# 150 Gallon SA Cichlid Stocking



## KempDesign (Feb 27, 2014)

Now that my 210 Mbuna tanks is taking shape I am starting to plan the other tank that will sit right next to it, a 150 gallon SA cichlid tank. The tank will be filled with drift wood, live plants and a sand substrate. I'd like Angelfish, Severum, Red Head Tapajos, Blue Rams, Pictus Cats, Lemon Tetras and several different species of plecos.

I doubt I can have all those fish in the tank but I'd love stocking suggestions based on those species. Also feel free to suggest fish I ought to consider. I don't plan to plant the tank heavy, but I don't want fish that are going to trash my plants so suggestions as far as that is concerned. Thanks for the suggestions and I can't wait to hear what you suggest.


----------



## Als49 (Jul 11, 2014)

With RHT in the tank, all the plants must be tied strongly to woods or rocks. And the rocks and woods must be big and heavy enough so that RHT can't move them around.

I learnt in the hard way in my tank. RHT digs a lot and moves everything they can move in their paths, plants taken out from rocks and woods...
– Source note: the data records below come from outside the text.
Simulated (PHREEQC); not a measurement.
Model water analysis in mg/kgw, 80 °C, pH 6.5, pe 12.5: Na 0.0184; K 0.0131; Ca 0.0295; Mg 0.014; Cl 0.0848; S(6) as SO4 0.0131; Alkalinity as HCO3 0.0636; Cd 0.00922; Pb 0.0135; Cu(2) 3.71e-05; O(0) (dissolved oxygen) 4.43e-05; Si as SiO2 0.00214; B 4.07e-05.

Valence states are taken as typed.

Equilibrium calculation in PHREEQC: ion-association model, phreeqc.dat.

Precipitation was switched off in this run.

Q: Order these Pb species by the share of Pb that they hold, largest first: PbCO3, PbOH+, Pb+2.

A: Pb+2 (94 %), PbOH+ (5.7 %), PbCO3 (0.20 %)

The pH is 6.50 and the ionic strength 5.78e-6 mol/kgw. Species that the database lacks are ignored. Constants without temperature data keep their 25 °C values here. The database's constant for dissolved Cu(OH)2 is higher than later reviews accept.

Woods and rocks also must not be put on the sands. I put mine on Styrofoam sheet on the tank bottom.


----------



## nodima (Oct 3, 2002)

SOunds like a great concept. My 125 is pretty much set up that way, with a slightly different fish array. As much as I love the Pictus cats, they are not really a good choice to go with the other fish, as they will eat little fish, and will disturb the adults at night. The fish you have selected will use the entire tank, angels tend towards the top half of the aquarium and the RHT are more at the bottom. My severums go all over. I've considered lemon tetras for my tank, but am concerned about them being eaten as the other fish get older and larger, for that reason I'd also not recommend the Blue Rams either.

Other possible fish which will be good in this set up include Threadfin Acaras and Festivum.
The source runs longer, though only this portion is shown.